Guardians of the Galaxy Vol. 2 (2017)

Much like a classic mix tape, “Vol. 2” of “Guardians of the Galaxy” is a movie that’s similar in theme to its predecessor but feels fresh and original. Director James Gunn delivered a truly remarkable adaptation in 2014, and now he offers up a sequel that’s just as good, with a hefty narrative that thankfully has so much going on, but never loses sight of its central themes of family, love, and how music is the soundtrack of our lives. With “Guardians” the group of Starlord, Gamorra, Groot, Rocket, and Drax are back committing to a difficult job for a race of aliens called the Sovereign. They’re tasked with killing a vicious monster called the Abilisk and protecting priceless batteries. In exchange, they give Gamorra her sister Nebula back, who has been held prisoner.

After Gamorra vows to bring her to prison for her crimes, Rocket runs afoul the race, stealing from the very batteries they were protecting. When the Sovereign race fails to capture them, leader Ayesha hires Yondu, who is now an exiled bounty hunter who is kicked out of the Ravagers for Child trafficking. He is sent to capture Peter Quill and his team for their crimes. When they’re stranded on a distant plan after crashing while fleeing the Sovereign, Peter and Rocket begin to feud about control over the team. Meanwhile, Peter is confronted by a mysterious man named Ego, who claims to be his long lost father. Despite the inherently impossible to adapt ideas of the more science fiction oriented concepts of the Marvel Universe, director James Gunn is able to bring them to the screen with immense originality.

You’d think realizing Ego the Living Planet would be an odd turn of events, but Gunn makes it work grounding it in as much logic as possible, while Kurt Russell’s stellar supporting turn makes the character enigmatic but entertaining. Gunn is also always true to his comedic sensibilities, unfolding an epic and action packed science fiction adventure that becomes a personal journey for the entire team. He even places greater focus on Nebula, who becomes a unique anti-hero, and manages to introduce a few new dynamic characters including Ego, played brilliantly by Kurt Russell, and Mantis. Pom Klementieff is an absolute scene stealer as the bug like heroine who has the ability to read emotions and is learning the concept as she follows the Guardians in their battles. “Vol. 2” is a sequel but never feels like the first film ended too long ago.

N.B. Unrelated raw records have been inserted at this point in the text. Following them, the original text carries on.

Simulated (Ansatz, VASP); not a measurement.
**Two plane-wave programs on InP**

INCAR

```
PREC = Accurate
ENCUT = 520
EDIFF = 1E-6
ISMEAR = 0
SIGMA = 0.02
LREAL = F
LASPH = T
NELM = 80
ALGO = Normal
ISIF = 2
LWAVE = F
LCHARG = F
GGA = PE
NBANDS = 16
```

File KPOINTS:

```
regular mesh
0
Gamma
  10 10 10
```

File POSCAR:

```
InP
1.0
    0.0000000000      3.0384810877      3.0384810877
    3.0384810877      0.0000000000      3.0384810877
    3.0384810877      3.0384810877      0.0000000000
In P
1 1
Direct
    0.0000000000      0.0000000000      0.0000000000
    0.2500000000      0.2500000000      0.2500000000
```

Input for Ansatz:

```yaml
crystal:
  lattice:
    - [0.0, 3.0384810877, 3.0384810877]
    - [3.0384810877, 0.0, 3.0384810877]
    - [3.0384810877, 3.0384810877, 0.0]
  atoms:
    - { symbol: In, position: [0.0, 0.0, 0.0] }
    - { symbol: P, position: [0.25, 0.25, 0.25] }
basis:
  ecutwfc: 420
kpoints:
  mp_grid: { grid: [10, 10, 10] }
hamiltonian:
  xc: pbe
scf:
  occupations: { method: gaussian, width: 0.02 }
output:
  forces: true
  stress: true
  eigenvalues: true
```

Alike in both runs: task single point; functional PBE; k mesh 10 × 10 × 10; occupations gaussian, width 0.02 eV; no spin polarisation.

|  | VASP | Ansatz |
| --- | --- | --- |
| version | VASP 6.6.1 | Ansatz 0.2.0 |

Director James Gunn never loses a beat, jumping right back in to the universe all over again as if we never left them, and allowing the excellent seventies soundtrack to emphasize the unique emotions and conflicts. Where Peter Quill endured building a weird but loyal family in the first film, here, he’s faced with the idea of the father figure and what they mean to his life. The meeting with Ego reveals a lot about what he’s capable of, and what powers he might yield. Most interesting though, is the concept of what is a father, which constantly keeps Peter Quill splitting loyalties between Ego, the one who helped conceive him, and Yondu, the one who raised him. Gunn also allows a spot light for the more minor characters from the first film, giving Nebula a richer complexity behind her hatred for Gamorra.

All the while Michael Rooker has a chance to charm once again as the anti-hero Yondu, who is forced to pay for his crimes, and endures a rough journey of redemption alongside unlikely allies Groot and Rocket. While “Guardians Vol. 2” is true to its roots as an action packed science fiction film with rich themes about family, Gunn also never loses sight of what makes the Guardians so entertaining. Through it all, they’re still a group of mismatched thieves and bounty hunters with an unspoken bond and love demonstrated through actions and not words. “Guardians of the Galaxy Vol. 2” is a stellar sequel filled with surprises, laughs, and an incredible soundtrack. It’s the exact kind of follow up I was hoping for, as it expands the Marvel universe, while keeping its narrative about family simple and down to Earth.